Mortgage lenders have tightened the purse strings when it comes to applying for your first mortgage. Even though the U.S. economy was still rebuilding after the recession ten years ago, the housing market has stayed competitive in many parts of the country. This has made homebuyers more competitive. But before you can even become a competitive part of the market, you have to be qualified for a mortgage.
In 2008-2009, anyone who wanted to purchase a home was qualified to apply for a mortgage. Lenders pushed bad loans on individuals with poor credit knowing that they wouldn’t be able to afford the payments eventually defaulting on their mortgages. This practice was unsustainable for the market, and ultimately, the market crashed. Banks and credit companies were bailed out while millions of homeowners lost their homes or got stuck with a mortgage that was worth more than their house.
Since the recession, banks have upped the criteria to determine whether they are going to make a loan. That doesn’t mean you won’t be able to apply for a mortgage for your first house, but first-time home buyers will have to prove to their bank or a mortgage lender that they are financially prepared and responsible enough to take on a mortgage.
Before even considering a mortgage application, you’ll need to know the following things about your finances:
- Monthly income
- Sum of the total monthly debt payments you make (auto loans, student loans, credit card minimum payments, etc.)

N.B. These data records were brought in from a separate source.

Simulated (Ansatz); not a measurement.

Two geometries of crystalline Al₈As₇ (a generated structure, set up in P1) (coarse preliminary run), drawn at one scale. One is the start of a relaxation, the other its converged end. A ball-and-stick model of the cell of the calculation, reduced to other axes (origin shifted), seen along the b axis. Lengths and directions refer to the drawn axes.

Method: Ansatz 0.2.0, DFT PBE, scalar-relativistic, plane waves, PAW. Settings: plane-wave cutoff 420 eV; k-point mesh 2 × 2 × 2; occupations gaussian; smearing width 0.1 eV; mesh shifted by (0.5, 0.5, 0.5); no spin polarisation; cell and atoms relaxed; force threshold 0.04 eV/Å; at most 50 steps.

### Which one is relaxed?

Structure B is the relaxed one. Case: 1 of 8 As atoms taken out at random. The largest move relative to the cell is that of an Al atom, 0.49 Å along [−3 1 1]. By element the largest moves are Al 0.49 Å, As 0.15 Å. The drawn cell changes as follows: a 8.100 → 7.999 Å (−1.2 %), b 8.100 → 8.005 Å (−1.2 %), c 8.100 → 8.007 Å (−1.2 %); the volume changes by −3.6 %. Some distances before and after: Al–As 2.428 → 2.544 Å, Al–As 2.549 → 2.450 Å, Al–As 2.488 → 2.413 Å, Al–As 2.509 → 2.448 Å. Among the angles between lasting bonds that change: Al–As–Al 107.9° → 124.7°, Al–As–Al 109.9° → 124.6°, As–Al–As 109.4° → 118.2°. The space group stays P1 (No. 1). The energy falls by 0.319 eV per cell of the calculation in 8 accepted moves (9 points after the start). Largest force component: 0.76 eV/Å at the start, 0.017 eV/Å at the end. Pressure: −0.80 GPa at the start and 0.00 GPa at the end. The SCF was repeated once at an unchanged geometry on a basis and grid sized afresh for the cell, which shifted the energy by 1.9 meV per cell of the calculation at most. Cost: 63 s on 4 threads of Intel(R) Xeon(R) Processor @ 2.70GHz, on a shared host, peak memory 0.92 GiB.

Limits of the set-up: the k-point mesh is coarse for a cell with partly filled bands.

- Credit score and any past credit issues
- How much cash you will be putting down
- Cost of the house you can afford
Once you have your finances and expenses in order, you can schedule an appointment to meet with a mortgage lender and get pre-qualified for a mortgage. To be pre-qualified, a lender thinks that based on your credit score, income, and other financial factors, that you can be approved for a mortgage. Becoming pre-qualified is an informal and non-binding process. It just gives the individual an idea of what their potential mortgage could look like.
Once you are ready to purchase a house, you will want to become pre-approved and can do this through a local bank, credit union or mortgage broker. Some individuals choose to be pre-approved online through any online mortgage lender. It’s important to remember that the pre-approval process also isn’t binding but is a more formal step and indicator that you can be approved for a mortgage. Sellers often want to see pre-approval once you submit an offer on a property.
If you have good credit and a good, steady income, it will be relatively easy for you to be approved for a mortgage. When you are ready to purchase a house, shop around and look at different mortgage companies and the financing options they offer. Any difference in your mortgage rate can add up over time and potentially save you money.